• Local Events,  Travel

    Christmas in Carmel-by-the-Sea

    Let’s face it, 2020 has been a pretty yucky year overall. Maybe that’s why I am so into holiday feels this year. Christmas is the season for celebration and cheer, for togetherness and twinkling lights and good tidings. I am so grateful for all good things, my family, friends, neighbors, and my list goes on and on. I also give thanks to be able to live in such a beautiful area that provides me with joy daily. The following are some of my favorite Christmas views from Carmel-by-the-Sea. So grab yourself a hot cup of cocoa, or eggnog, or a glass of wine, and enjoy!

    One of the most iconic places in Carmel is the Cottage of Sweets. It was originally built in 1922 as a weaving studio. When the Court of the Golden Bough Theatre was built, the quaint cottage was loaded onto logs and rolled down Ocean Avenue to its current location, where it served as a ticket office for the theatre. Fast forward to today, where the tiny shop is jam-packed with delicious British sweets, chocolates, fudge, and more than 90 different licorices. It just radiates “Merry Christmas”, do you not agree?

    Bluebird Cottage at the Lamp Lighter Inn is guarded by a husky this Christmas. If you did not know, dogs are such beloved in this seaside town. Here, they are treated (as they should be!) with dog friendly beaches and hotels, water bowls in front of many shops, and even doggy massages, surf lessons, and yappy hours. It is the perfect place to visit with your furry friend!

    During the holiday season, Carmel has not only magical sights, but smells and tastes too! Who could resist the enticing goodies in this window?

    Christmas is all about good food too!  Carmel has some of the best, and often in super cute vintage dwellings.  I love this one located adjacent to the Cottage of Sweets.

    Entering through the gate to the Tuck Box English Tea Room is like entering a winter fairyland. 

    Carmel has the most enchanting little secret passages everywhere. You never know what you will find at the end! Maybe some mistletoe?

    All the shops are so festive and fun in anticipation of holiday shoppers.  And even though you may not be able to visit in person, you can always shop online for that special person who just loves Carmel!

    Doris Day’s Cypress Inn sparkles with holiday cheer.  This dog-friendly hotel features a “Yappy Hour” where folks bring their pooches and enjoy cocktails.

    The Lincoln Green Inn’s lush flower gardens shower the holiday season with romance and color.  Built in 1925, the Lincoln green Inn features four quaint cottages named after the tales of Robin Hood, including  the protagonist as well as Maid Marian, Little John and Friar Tuck.

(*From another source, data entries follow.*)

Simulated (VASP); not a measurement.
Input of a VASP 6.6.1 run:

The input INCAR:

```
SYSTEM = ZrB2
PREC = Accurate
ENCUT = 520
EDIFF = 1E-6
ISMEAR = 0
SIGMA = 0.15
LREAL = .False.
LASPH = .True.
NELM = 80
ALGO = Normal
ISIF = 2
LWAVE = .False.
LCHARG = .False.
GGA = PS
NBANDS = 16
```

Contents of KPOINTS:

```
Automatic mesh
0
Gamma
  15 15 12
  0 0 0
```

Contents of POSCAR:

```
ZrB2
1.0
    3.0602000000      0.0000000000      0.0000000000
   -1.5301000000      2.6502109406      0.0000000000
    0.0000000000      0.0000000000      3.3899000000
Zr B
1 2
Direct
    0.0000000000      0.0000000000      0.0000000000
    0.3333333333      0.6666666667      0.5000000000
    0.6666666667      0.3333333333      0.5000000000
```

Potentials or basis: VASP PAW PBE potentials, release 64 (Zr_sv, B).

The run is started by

    Uh oh, Santa left his boots! Maybe he just wants an excuse to come back to Carmel?

    One of the most enjoyable things to do during the winter holidays is stroll the streets and enjoy the lights and decor. This little cottage has always been a favorite of mine. Loving the little dachshund on the roof!

    Whether simple or fancy, holiday decor adds extra charm to the already lovely homes here.

    Thank you so much, dear hearts, for visiting my blog. If you enjoyed this post you may also like Quarantine in Captivating Carmel-by-the-Sea and Fairy Tale Cottages in Carmel-by-the-Sea. For more information on visiting Carmel, see carmelcalifornia.com.

    Wishing you peace, love, joy, and a beautiful holiday season. We can get through even the most challenging of times, if we are there for each other.  Hugs!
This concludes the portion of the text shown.